I am trying to derive the differential of the product of two processes, but I got stuck. This is what I have until now:
We have the following two stochastic processes: $dX_t= \mu_t dt +\sigma_t dW_t$ and $dY_t = \eta_t dt + \vartheta_t d \bar{W}_t$, with the correlation between the two Brownian motions equal to $\rho$, that is
E[($W_t - W_s$)($\bar{W}_t - \bar{W}_s$)|$F_s$] = $\rho(t-s)$ for s $\leq$ t.

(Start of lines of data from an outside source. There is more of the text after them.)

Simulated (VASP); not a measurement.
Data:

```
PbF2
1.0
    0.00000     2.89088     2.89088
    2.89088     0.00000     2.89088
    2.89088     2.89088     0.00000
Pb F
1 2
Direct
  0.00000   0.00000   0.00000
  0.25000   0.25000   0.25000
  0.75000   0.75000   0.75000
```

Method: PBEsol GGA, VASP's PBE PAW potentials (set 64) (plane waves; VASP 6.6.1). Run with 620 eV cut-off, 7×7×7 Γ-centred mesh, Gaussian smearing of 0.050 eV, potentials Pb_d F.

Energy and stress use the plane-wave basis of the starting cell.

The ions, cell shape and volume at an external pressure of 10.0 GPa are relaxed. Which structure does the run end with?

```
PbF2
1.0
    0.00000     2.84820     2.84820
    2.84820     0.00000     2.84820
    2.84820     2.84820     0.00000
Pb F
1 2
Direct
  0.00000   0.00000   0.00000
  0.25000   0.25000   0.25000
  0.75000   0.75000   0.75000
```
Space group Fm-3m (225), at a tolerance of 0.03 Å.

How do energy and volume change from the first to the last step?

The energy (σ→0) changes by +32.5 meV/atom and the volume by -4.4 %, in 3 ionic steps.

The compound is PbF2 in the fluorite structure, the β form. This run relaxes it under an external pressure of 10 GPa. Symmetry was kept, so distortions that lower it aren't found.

Then I can get an expression for $d(X_t Y_t)$ with the following trick:
I start with decomposition: $(X_t+Y_t)^2=X_t^2+Y_t^2+ 2X_t Y_t$,
Which leads by differentiation to $d(X_t Y_t)= \frac{1}{2}[d(\{X_t +Y_t\}^2) - d(X_t^2) - d(Y_t^2)]$
Next I applied Ito-lemma to all three parts separately as follows: $d(X_t^2)=(2\mu_tXt+\sigma_t^2)dt+ 2\sigma_t X_tdW_t= 2X_t dX_t + \sigma_t^2dt$ $d(Y_t^2)=(2\eta_t Y_t+\vartheta_t^2)dt+ 2\vartheta_t Y_t d\bar{W}_t= 2Y_t dY_t+\vartheta_t^2 dt$
Now I don't know how to apply Ito lemma to the last part, i.e., $d(\{X_t +Y_t\}^2)$. Particularly, I don't know how to account for the correlation between the two Brownian Motions. Can someone help me with this last step?